Country Risk Ratings Misrepresent Leader for Fiscal, Monetary Stability

ESG Guatemala
Given her strong economic indicators, Guatemala deserves investment-grade status. (Andrés Sebastián Díaz)

Lea en español.

Editor’s note: this is the second in a three-part series by Nicholas Virzi examining the implications of ESG factors with regards to national ratings and government policies. Read the first and third part of the series.

This article focuses on the international scores that Guatemala receives on ESG matters and how these impact her credit ratings and, consequently, her borrowing costs. The World Bank, whose data the country risk agencies are wont to reference, has a thorough, established ESG framework. The World Bank’s scores on ESG matters such as governance and the environment are considered by the country risk agencies in their final evaluations of a particular country.

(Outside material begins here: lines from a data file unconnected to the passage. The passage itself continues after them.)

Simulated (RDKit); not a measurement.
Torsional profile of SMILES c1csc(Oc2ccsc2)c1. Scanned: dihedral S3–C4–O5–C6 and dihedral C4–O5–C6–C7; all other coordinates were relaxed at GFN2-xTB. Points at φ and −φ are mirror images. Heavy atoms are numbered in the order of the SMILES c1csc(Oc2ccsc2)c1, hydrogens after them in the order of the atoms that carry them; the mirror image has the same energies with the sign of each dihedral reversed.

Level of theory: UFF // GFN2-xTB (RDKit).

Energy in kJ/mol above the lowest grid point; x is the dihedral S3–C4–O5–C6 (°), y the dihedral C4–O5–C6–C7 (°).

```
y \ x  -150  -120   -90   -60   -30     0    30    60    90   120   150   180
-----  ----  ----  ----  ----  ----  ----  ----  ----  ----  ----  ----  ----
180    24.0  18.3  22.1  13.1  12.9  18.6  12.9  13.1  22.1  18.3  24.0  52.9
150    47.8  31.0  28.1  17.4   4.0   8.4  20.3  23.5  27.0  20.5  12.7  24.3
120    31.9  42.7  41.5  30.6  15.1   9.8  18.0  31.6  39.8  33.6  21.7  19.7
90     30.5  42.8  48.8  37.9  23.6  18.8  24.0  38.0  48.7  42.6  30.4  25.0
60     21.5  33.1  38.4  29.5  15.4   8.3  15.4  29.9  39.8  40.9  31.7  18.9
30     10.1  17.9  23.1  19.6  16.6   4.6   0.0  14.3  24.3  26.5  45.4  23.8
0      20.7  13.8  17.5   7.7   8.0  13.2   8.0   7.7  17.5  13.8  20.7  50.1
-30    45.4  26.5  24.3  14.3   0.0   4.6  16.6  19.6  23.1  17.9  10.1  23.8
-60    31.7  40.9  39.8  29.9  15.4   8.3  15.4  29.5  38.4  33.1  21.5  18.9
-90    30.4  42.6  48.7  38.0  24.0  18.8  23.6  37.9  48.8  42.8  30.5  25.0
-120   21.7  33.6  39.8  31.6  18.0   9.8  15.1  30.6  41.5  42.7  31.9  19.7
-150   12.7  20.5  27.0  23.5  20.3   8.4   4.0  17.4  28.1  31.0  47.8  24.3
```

To start, one should note that Guatemala has among the best country risk ratings in her region, having been upgraded by Fitch in 2023 and Standard & Poor in 2024. On the international level, Guatemala can be counted on to have a stable exchange rate, low-to-moderate inflation, high monetary reserves, and historically low fiscal deficits and low public debt (World Bank). These factors led the Bank of America to affirm:

“Guatemala’s macroeconomic history is among the best from the perspective of the investor. This is why we recommend buying Guatemalan products.”
– Alexander Müller, chief economist for the Andean Region, Central America, and the Caribbean

Guatemala’s historic macroeconomic stability and sound monetary policy, backed by hard data, have been exceptional in the developing world. However, her country risk ratings are negatively impacted by the less positive assessments on ESG matters.

Guatemala deserves much better risk ratings.

The Environmental Pillar

According to the World Bank, its environmental pillar:

“measures the sustainability of a country’s economic performance given its natural resource endowment, management, its risk or resilience to climate change, and other natural hazards. It pays particular attention to the internalization of environmental externalities created by economic activity. It also accounts for sustainable energy access and food security, crucial factors for stable long-term economic growth.”

The factors that the World Bank takes into account in its environmental pillar include the following variables:

  • CO2 emissions, in metric tons per capita;
  • renewable electricity output, as a percentage of total electricity output;
  • renewable energy consumption as a percentage of total final energy consumption.

On CO2 emissions, measured in metric tons per capita, Guatemala’s last globally comparable data point (in 2015) was 1.06. This compares to 2.82 for Latin America and the Caribbean (LCN), 5.71 for the upper-middle-income (UMI) category, to which Guatemala belongs, and 4.6 for the world average, as per the World Bank database.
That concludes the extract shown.